Update: Thank you so much, everyone, for your kind comments. My Mom read them too, and was very touched and thankful. She is working on two books about her WWII experience, and seeing that people enjoyed reading a story about her, will give her writing another shot of momentum. Thanks again.
After reading enamore22's recommended diary "Obama Resoles His Shoes While Palin Spends $150K", I immediately sent the link to my 76-year-old Mom. She and my Dad live in the great swing-state of Montana and are already big Obama supporters. But I knew she would love the "Obama shoe story" because of what it says about the Senator: "In a world where so many do without, don't use up more than you need."
Follow me over the fold to find out how the lack of shoes as a child, was one of the experiences from which my Mom learned this important principle...
It's a principle my Mom has lived by all her life, sometimes to the chagrin and embarrassment of her children. For example when I was a kid I remember carrying my lunch to school for several months, in a wooden case that used to hold my mother’s paints and art supplies. It was mortifying to sit at the lunch table, eating out of my paint-spattered wooden box, while all the other kids had those tin lunch boxes with cartoon characters on them. But as new immigrants who came to America with little more than my father’s student loan debt and some furniture handed down from their parents, my Mom and Dad didn’t have much. And in my Mom’s view, there was no need for a new lunch box when the wooden case could hold my lunch just as well.
My Mom’s frugality, however, really stems from her own childhood. She was born in Germany in 1932, the year before Hitler came to power. She was six when World War II began on the continent, and remembers well the bombings, fleeing into the forest when the front came too close, the stories of friends and neighbors going away to fight or being "taken away", often never to be seen again.
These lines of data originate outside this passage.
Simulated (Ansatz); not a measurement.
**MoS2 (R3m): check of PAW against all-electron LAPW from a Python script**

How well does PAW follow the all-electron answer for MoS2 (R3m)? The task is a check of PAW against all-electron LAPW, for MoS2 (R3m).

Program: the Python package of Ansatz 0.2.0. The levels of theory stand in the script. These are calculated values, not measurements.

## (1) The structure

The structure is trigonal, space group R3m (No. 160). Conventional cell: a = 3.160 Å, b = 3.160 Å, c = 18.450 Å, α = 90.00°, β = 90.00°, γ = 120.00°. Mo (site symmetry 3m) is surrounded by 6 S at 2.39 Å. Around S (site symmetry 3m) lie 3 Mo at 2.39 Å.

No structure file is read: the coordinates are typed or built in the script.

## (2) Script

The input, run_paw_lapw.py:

But she also remembers the years of just not having enough of anything, whether it was food, soap, clothing, or coal. The ration cards only went so far, and often the stores were just empty. Or, they had been bombed into rubble.
And if you were lucky enough to have shoes, you wouldn’t dream of throwing them away just because they had a few holes. You’d repair them as best you could, because new shoes were just nowhere to be had. Children’s shoes, once hopelessly outgrown, could be given to a neighbor, perhaps in exchange for some eggs, or a slab of bacon fat, or a loaf of bread.
That first winter after she outgrew her shoes, my Mom remembers shuffling to school wearing her father’s shoes. She stuffed an extra pair of socks into the large gap at the heel, and felt like a circus clown. But she was far from alone; lots of kids hobbled around on oversized feet during those times. At least during the warmer months they could wear the crude sandals fashioned (so to speak) from tire treads, often salvaged from the hulks of burned-out trucks abandoned on the side of the road.
Many decades have passed since my Mom last had to wear tire tread sandals, although the sandals she was wearing when I visited last summer, didn’t look much better. Through hard work and some wise investments, my parents today are blessed with enough to live very comfortably, but the lessons learned in those days of hardship are with my mother to this day. While my Dad loves to go to CostCo to stock up and acquire the latest gadget, my Mom would just as soon make do with what she already has. When he teases her about never wanting to spend any money, she answers "But I don’t need anything!"
But last summer, when she came with me to the shoe store where I planned to buy some walking shoes for our trip to Glacier National Park, I happened to glance down at her feet and was horrified. The soles on her thoroughly beaten-up sandals were so worn down, I didn’t want to think about the stress they were putting on her already-troubled and painful knees. "Mom, why don’t you get some new sandals?" I said, guiding her to the display of walking shoes with the comfortable-looking anatomical footbeds. "Oh, these are still good" she answered. "Those are so expensive."
"Just try some on. You don’t have to buy them," I replied, knowing it would do absolutely no good to point out that the sandals on her feet were about to fall apart. Thankfully, the new shoes were so much more comfortable to walk in, she decided this extravagant purchase was justified after all.
At the counter ready to pay for our shoes, my Mom reached into her handbag...which isn’t a handbag at all. Her "everyday handbag" is a green vinyl tote bag that she has had for several years now. She got it for free as part of a promotion at her favorite department store cosmetic counter, which is about one of the only things she splurges on. But even now, after the mini facial soap, lipstick sample, and travel-sized mascara that came packed inside the promo bag have long since been used up, she still carries that green tote everywhere she goes.
And for the last several months, the green vinyl freebie bag has had her "Obama ‘08" button pinned to the handle. And when she called me just now, having read the "Obama shoe story" that I emailed her, she said "Obama and I, we have a lot in common."
My Mom in Ennis, Montana last summer, with her ever-present green vinyl freebie bag (and well-worn shoes).